Leadership principle #5: Trust

The momentum and true excellence of your team will not be built without a basis of trust.  Your people must trust you, and you must trust your team.

Simple, but not easy.

The problem is that you’d like trust to be something that you can instill with a little bit of effort, and then not deal much with it after that.  Kind of like setting pay levels, it’s something you often only have to revisit only under exceptional circumstances – but not daily.

There’s two important principles of trust-building:

  1. It’s hard to build.
  2. It’s easy to lose.

Because of this, it’s something you have to pay attention to minute by minute, day by day, week by week, individual by individual.

Think about the people you trust – or don’t trust – in your life.  Your spouse, your kids, your auto mechanic, the checker at your grocery store.  I would hope that you see a much deeper level of trust needed for the people who are closer to your personal life – like your family.  With them you entrust some of your deeper self, because you have higher confidence that they won’t violate that trust.

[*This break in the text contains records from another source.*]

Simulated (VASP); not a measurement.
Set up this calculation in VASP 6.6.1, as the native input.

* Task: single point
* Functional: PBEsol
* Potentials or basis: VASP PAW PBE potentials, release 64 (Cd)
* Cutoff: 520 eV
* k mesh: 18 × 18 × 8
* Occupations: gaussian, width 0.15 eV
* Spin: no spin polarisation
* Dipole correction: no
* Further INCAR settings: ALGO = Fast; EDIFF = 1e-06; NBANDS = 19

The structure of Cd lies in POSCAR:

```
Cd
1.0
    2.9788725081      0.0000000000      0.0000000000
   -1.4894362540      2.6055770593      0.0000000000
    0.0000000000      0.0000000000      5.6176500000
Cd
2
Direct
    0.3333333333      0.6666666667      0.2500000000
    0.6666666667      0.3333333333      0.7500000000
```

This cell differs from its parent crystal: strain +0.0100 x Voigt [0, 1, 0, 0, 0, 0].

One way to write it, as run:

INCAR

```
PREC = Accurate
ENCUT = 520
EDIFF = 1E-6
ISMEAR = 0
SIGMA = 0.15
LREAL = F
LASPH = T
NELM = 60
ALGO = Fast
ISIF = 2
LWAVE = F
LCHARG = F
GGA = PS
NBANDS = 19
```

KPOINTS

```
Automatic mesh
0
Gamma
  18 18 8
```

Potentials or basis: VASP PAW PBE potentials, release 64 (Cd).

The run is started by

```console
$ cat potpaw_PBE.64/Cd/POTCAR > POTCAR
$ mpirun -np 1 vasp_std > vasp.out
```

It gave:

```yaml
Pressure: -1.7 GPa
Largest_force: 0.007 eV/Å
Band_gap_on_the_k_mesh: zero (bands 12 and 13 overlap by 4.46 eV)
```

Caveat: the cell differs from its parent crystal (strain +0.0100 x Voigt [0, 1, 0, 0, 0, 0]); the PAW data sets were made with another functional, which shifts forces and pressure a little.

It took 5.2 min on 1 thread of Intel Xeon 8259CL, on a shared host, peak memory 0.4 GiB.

But what happens when your spouse, for example, does violate that?  It’s a terribly wrenching event, because all of a sudden you have to figure out whether it was a mistake or a permanent change in attitude.

The same goes for your boss.  Over a long period of time, you hopefully will entrust some more personal vulnerabilities around your personal life and career.  If you do, though, you’re always at risk that they might accidentally or intentionally use that information against you, at which point you’ll face some important decisions about why they did that.  Even if it was an accident, you might decide that the risk is too great, and re-impose that face of “professionalism” that we all try to display to others at work.

Trust takes a long time to build, and can be lost in an instant.

As a leader in your organization, this is something that you have to work at constantly.  Every action you make, intentionally or accidentally, actual or perceived, will affect whether your employees trust you.  It can be destroyed in a flash.

Sorry.  That’s the reality.

So why bother?  Without a high level of trust, what you’ll get from your employees is compliance.  At most, you’ll get 80% of their potential productivity – and that takes a LOT of work on your part.

When you move to high levels of trust, employees will give you 100% and beyond.  This is no exaggeration:  They will find resources of energy and creativity that you never knew about, with minimal intervention on your part.  It’s not uncommon to double productivity, or more – especially in jobs where peoples’ initiative and creativity is a main driver of value.

So shift your efforts into building and maintaining trust, and you’ll be able to move away from “managing” your people.  They’ll mostly manage themselves.

It’s worth the investment.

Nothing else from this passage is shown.